Quick-Take: We can expect the ‘new’ Congress to begin to immediately take up the extension of the 2017 Tax Act and many of its provisions when it convenes early next month. Another piece of legislation that is expected to be visited by Congress early in 2025 is the proposed ACE Act, which has a fair amount of bipartisan support. The Accelerate Charitable Efforts Act, or ACE Act, focuses on eliminating perceived abuses of donor advised funds (DAFs.)
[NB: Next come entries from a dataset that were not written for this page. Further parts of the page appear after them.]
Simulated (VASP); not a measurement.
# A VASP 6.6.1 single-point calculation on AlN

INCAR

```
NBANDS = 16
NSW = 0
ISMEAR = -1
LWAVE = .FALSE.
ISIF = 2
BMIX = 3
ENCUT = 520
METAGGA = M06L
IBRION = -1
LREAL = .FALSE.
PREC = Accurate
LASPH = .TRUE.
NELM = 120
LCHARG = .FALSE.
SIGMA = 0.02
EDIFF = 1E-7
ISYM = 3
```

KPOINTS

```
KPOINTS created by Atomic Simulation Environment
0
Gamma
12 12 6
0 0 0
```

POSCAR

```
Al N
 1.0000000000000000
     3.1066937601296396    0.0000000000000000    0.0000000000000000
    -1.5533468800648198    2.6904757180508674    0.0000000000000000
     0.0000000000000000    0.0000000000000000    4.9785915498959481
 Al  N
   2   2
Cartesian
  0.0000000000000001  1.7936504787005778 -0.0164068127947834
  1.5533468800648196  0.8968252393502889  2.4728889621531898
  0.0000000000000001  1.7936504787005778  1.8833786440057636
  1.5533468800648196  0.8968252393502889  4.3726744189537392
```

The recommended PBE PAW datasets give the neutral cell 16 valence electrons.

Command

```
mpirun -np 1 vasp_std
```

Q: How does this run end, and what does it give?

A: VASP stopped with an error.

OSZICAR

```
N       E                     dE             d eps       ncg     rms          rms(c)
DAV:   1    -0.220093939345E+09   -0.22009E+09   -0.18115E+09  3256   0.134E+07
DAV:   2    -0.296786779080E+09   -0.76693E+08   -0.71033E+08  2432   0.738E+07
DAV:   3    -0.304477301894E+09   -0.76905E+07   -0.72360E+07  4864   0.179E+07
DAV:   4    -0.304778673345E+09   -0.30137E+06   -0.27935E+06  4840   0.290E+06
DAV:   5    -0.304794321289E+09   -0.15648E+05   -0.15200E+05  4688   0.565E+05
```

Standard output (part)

Perceived DAF Abuses: Some concern associated with existing DAFs are:

  • There is no deadline for distributions from a DAF. Presumably, funds given to a DAF can remain in the DAF, untouched, for years, permitting the DAF principal to grow tax-free.
  • While the donor to a DAF can claim an immediate charitable income tax deduction when he/she contributes to the DAF, the funds do not have to be distributed to the charity, or in the view of Congress, the community that the charity serves, for decades, i.e., an immediate income tax deduction benefits the donor, but the community will not  benefit from that donation until well into the future.
  • Private foundations apparently can abuse DAFs to circumvent private foundation rules. A private foundation must distribute 5% of its assets each year to charity. A private foundation can use the DAF as a ‘workaround’ by transferring funds to a DAF to meet its annual distribution obligation without ensuring that the money reaches an operating nonprofit organization. By using a DAF to fulfill its annual distribution obligation, the private foundation thus avoids having to make a hasty grant-making decision. Currently there is no limit as to the amount, or duration, these funds can be ‘warehoused’ in a DAF.

Proposed ACE Act Reforms:  Some of the reforms that are currently being studied by a couple of committees in Congress as part of the ACE Act are:

Tie Tax Deduction to Distribution Deadline: The Act would establish a payout deadline for all DAFs of 15 years from the date of contribution in order for the donor to qualify for an immediate income tax charitable deduction.

No ‘Warehousing’ Distributions by Private Foundations: Private foundations would be prohibited from counting a transfer to a DAF towards the private foundation’s annual 5% distribution requirement.

Eliminate Some Expenses from Distribution Obligation: A foundation would be preventing from including family member salaries or luxury expenses in its annual 5% payout obligation.

Conclusion: The purpose of these proposed reforms is to ensure that charitable contributions meet their intended purpose more promptly and efficiently. Expect to see some movement in Congress early in 2025 to impose some of these restrictions on DAFs.